A good magician practices the art of indirection: calling attention to the right hand while the left hand does all the work.
Today the Press has gone after Karl Rove on full attack mode. The accusation: background information reportedly given by Karl Rove leaked the specifics of Valerie Plame's identity to the press, as done in a New York Times news article: A Mystery That They Could Solve Today.
The most amazing part about this is the indirection. In the right hand, innuendo which is designed to take Karl Rove down by insinuating that he leaked information which--had Karl Rove really done it, and had that information--which the press knew because it was leaked to the press been given up to the public, could have taken Karl Rove down last year during the election, and made the difference between Bush and Kerry winning the election.
With all due respect, the right hand is weak, because we are now to believe that the Press withheld information--deliberately keeping the President in office--but now (for whatever reason of timing) it's time to go on the attack to take the President's right hand man down?
But what is most amazing is that in all the heat, in all the distraction, no-one is looking in the left hand. And in the left hand?
It takes two to leak information to the public. It takes the government source and it takes the reporter who reported the secret.
And while we don't know for certain who the government source was, we know it was Robert Novak who reported the secret.
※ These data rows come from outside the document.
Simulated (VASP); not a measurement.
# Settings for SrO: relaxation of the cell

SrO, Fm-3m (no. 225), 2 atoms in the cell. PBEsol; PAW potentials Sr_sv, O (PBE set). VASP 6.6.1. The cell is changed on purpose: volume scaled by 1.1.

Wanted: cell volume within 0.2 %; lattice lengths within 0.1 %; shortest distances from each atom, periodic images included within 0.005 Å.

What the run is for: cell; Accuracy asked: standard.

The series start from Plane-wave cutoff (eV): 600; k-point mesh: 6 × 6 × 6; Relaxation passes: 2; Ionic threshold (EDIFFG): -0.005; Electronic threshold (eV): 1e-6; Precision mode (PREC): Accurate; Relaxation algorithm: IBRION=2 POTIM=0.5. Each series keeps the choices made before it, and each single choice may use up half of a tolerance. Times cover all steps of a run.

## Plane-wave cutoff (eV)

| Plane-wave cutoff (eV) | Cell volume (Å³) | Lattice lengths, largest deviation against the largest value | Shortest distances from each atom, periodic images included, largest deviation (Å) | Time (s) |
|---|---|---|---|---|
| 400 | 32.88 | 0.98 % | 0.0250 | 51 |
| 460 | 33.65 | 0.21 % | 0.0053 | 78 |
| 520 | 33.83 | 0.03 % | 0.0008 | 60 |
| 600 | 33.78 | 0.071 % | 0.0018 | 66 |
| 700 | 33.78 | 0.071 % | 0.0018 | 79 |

From the New York Times article:
Under some circumstances, it can be against the law to disclose the identity of a covert C.I.A. operative. So, why hasn't Mr. Wilson, Valerie Plame's husband, called for Robert Novak to be "frog-marched" out of the offices of the Chicago Sun-Times? And why does the New York Times spend 2,000 words trying to impune Karl Rove's integrity when they admit it was Robert Novak's article which disclosed this potentially offending secret to the public?